Over the last three weeks, I have had the opportunity to speak and learn in many different environments, including the Exponential Conference and the Q Conference.
Often I am asked how to go about learning from others (conferences) without risking the problem of "photocopied vision" or cloning what works somewhere else. I have found that learning takes best when the individual has a "baseline of clarity" around which new knowledge can be quickly assessed for the purpose of being ignored, adapted or integrated.
For example at Q Conference last week, I found myself leisurely enjoying some talks and barely taking notes while writing furiously at other talks. Sometimes an insight is so significant, that I have to literally tune out a whole section (5 minutes) of a talk in order to fully appreciate and digest the insight for how it might be immediately useful.

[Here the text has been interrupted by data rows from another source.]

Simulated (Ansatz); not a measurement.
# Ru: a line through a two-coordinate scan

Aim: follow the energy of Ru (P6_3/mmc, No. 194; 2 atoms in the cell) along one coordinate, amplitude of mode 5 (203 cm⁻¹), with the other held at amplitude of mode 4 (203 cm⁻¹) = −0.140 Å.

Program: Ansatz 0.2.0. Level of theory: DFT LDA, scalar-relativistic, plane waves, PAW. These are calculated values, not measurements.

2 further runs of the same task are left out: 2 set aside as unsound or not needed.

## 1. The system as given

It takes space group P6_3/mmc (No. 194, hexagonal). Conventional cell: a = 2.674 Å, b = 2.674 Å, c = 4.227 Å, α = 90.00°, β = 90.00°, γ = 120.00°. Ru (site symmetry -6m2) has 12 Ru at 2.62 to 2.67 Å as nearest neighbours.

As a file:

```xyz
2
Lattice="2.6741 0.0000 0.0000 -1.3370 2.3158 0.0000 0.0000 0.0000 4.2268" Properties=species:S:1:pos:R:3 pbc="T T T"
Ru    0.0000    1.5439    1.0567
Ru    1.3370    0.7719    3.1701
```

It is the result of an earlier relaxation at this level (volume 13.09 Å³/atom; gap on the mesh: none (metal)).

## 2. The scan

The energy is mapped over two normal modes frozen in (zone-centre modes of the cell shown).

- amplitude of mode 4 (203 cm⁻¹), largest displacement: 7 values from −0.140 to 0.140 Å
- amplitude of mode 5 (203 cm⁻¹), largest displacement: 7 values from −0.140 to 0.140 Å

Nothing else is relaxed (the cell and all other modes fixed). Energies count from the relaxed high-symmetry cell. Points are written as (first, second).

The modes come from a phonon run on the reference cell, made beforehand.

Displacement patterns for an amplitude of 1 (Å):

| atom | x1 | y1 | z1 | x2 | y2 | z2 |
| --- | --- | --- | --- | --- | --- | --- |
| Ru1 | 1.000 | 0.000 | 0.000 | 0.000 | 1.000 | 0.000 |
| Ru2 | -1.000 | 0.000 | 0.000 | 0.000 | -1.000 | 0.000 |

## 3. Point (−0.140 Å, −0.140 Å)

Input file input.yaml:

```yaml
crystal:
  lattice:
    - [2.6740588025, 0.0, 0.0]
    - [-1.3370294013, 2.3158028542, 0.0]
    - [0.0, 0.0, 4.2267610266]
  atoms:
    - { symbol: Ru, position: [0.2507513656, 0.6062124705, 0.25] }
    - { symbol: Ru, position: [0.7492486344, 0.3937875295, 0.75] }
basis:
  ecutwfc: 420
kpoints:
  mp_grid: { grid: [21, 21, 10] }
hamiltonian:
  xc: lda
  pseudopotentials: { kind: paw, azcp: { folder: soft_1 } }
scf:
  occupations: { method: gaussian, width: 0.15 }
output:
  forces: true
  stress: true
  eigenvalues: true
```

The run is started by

So how do you know what to tune into and what to tune out? It begins with your Vision Frame, and in particular what we refer to as the 4th side: Mission Measure which answers the question, "When are we successful." In other words has the team or organization defined how they will measure the accomplishment of the mission. Once you do, learning is a whole new ball game.
At Auxano, we have five questions that unfold our MIssion Measure. Our mission is to navigate leaders through growth challenges with vision clarity. When a client has completed our Vision Pathway we will know whether or not it is a success by asking...
- By the end of the process was clarity created?
- 6 months after the process was vision communicated?
- 12 month after the process was vision integrated?
- 18 months after the process were challenges eliminated?
- 36 months after the process was growth demonstrated?
Now each question has sub-questions that I won't go into now. But you might image how these questions polarize my thinking when I am at a conference.
For example, one speaker talked about nuclear weapons. It was a great message and other than noting how clear his message was, I took no notes. But when Stephen Graves talked about "Ensuring Entrepreneurial Success" he spent 4 minutes talking about "your dream." He said three things about the dream stage: 1) You must language it, 2) You must size it, and 3) You must monetize it. I probably have better notes than anyone in the room on these points. Why? Because this stuff directly plays into our mission and how we measure it.